Sunday, December 28, 2003

Appraising the "Costs" of Litigation

As the proprietors of overlawyered.com have somehow failed, so far, to mention, the National Law Journal is reporting on a study assessing the annual "costs" of the "U.S. Tort System" for the year 2002 at $233 billion, or 2.23% of GDP, or $809 per American inhabitant. Some commentators have called this the equivalent of a 5% national sales tax. The study was performed by the actuarial firm of Tillinghast-Towers Perrin, which "provides actuarial and management consulting to financial services companies." That firm has posted a summary at its website.
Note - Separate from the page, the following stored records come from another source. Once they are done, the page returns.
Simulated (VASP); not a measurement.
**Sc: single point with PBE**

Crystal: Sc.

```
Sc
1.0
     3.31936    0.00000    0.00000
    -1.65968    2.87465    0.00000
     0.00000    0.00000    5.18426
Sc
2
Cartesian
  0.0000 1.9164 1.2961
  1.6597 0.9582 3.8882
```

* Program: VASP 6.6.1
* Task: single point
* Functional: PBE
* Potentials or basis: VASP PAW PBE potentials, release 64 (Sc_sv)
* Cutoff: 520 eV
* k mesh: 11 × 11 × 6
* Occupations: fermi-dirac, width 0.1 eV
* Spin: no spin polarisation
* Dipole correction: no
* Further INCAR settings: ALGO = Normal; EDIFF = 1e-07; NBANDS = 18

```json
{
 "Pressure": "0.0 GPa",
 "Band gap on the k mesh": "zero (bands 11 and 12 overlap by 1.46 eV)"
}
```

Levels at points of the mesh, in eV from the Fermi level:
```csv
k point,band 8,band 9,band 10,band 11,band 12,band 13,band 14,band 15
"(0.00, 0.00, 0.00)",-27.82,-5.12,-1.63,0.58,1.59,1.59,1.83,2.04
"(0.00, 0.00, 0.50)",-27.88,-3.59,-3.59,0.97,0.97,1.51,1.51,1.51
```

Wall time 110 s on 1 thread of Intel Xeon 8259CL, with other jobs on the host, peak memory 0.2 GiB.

As someone whose income derives entirely from litigation transaction costs, your humble reporter was naturally moved to investigate further, in the effort to determine why he himself had not received a larger share of this sum. As someone who maintains a website and a weblog about expert evidence, he was also curious to discover what proportion of this figure might be attributable to costs associated with expert testimony and motion practice relating thereto.

But the study, it transpires, is not primarily about litigation transaction costs at all. Indeed, the study's authors say they did not even attempt to estimate "costs incurred by federal and state court systems in administering actual suits" -- the figure that some literal-minded readers might naturally equate with the "cost" of the "U.S. Tort System." The study's estimate does include values for some transaction costs: plaintiffs' "attorney fees" (an estimated 19% of the total); defense "costs" (14%); and "administration," which is apparently the study authors' term for insurance company "overhead" (21%). But the largest component of the "costs" reported in the study is the actual dollar value of damage awards and settlements (46%).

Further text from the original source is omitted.